- Middle East uncertainty fans oil price concerns but higher bunker costs may not severely affect profitability, as long as trade demand stays firm
- Short term outlook on freight rates and demand/supply balance not favourable though
- We cut our FY11 EPS estimates by 8%; TP cut to S$2.15; Downgrade to HOLD
The rebound continues, but not as smoothly. While volumes continued to surprise in 4Q10, largely driven by Intra-Asia trade growth, freight rates have continued to weaken in recent months as supply has held steady despite the weak season. Operating costs per FEU were down 4% q-o-q in 4Q10 as a result of a change in trade mix and better cost controls, but the higher oil price environment puts that at risk.
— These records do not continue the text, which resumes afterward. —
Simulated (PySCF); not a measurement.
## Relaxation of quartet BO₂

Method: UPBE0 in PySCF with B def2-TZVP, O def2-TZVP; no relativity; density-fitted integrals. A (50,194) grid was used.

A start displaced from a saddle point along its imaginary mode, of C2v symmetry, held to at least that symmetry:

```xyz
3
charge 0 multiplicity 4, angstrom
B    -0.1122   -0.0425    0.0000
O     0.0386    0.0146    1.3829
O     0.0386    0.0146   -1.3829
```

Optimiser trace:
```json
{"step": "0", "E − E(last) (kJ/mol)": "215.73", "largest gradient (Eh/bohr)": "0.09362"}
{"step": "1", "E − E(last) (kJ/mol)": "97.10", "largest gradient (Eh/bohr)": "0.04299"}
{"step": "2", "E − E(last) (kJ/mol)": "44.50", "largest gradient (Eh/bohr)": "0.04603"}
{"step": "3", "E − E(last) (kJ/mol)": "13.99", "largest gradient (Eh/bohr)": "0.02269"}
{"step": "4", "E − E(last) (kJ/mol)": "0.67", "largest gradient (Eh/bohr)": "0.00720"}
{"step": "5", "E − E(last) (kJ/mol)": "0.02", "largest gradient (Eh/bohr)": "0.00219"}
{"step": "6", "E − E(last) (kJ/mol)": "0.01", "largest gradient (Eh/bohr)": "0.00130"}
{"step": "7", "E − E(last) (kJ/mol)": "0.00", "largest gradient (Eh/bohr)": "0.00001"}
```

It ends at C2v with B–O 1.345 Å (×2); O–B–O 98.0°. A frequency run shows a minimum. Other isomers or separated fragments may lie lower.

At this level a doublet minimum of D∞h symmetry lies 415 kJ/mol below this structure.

Uncertainty on all fronts. While volume growth will continue in FY11, the current key concern is potential fuel price spike amid political uncertainties in the Middle East. Oil prices have now risen 15% since the start of the Libyan crisis and this will affect sentiment for the liners, as they may not be able to fully pass on the higher fuel costs in the short term, especially given the seasonally weak period now. While demand is of course the key driver for profitability, and our views on the US recovery and Intra-Asia trades remain relatively firm, the oil price volatility does add a higher degree of uncertainty than before. The sector outlook is uncertain in the near term with high number of new containership deliveries expected in 1H-2011.